“Easter Monday” begins with a sweet anecdote. The speaker describes the “last letter that I had from France”: a thank-you note from a friend, to whom she'd sent a box of apples with a “silver Easter egg” hidden inside. The speaker and her correspondent clearly know each other well and have an affectionate, playful friendship. The speaker knows, for example, that her friend likes apples “beyond all other fruit”—they’re his very favorite—and that he’ll appreciate the whimsy of finding an Easter treat squirreled away in the box.
The casual, colloquial tone here likewise suggests that this pair are close. The speaker doesn’t say that her friend enjoys apples, or that they’re his favorite, but that they’re the fruit he likes to “munch” best of all—a chummy word choice that suggests there’s no false formality between the two.

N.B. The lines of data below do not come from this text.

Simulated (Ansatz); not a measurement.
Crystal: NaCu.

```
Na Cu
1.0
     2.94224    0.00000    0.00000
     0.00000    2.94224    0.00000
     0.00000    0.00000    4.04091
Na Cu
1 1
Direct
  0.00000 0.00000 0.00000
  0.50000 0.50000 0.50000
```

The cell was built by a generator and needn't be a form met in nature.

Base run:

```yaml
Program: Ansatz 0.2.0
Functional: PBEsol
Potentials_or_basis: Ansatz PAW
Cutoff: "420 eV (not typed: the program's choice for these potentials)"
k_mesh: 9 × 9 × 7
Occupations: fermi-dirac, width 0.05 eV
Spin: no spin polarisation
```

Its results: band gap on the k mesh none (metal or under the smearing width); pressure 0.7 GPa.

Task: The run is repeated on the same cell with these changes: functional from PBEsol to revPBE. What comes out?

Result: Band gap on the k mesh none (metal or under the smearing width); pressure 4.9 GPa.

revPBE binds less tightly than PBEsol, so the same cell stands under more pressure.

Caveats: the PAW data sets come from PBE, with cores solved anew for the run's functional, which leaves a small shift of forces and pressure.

But sadly, in spite of the playful language and easy affection in these first lines, this won’t just be a poem about a pair of buddies who enjoy each other’s company. The “In Memoriam E.T.” of the title (meaning “in memory of E.T.”) bodes ill. Eleanor Farjeon wrote this poem in the wake of a real-life tragedy. Her friend and fellow poet Edward Thomas (the “E.T.” of the title) was killed on a French battlefield in World War I.
In light of this knowledge, the poem’s breezy first line becomes ominous. The “last letter that I had from France” at first seems to mean “the most recent letter.” But, as readers will soon discover, this was also the final letter the speaker got from France.
Farjeon tells this story in the restrained form of a sonnet: a 14-line poem written in iambic pentameter (lines of five iambs, or metrical feet with a da-DUM rhythm, as in “You thanked | me for | the sil- | ver Eas- | ter egg”). The tight borders of this form allow the poet to pack overwhelming grief into a small, controlled space.
Unusually, however, this sonnet doesn’t use a rhyme scheme, a conspicuous choice in a poem that otherwise sticks pretty closely to a traditional form. The lack of rhyme here might make the reader feel as if something is missing—a fitting effect in a poem about loss.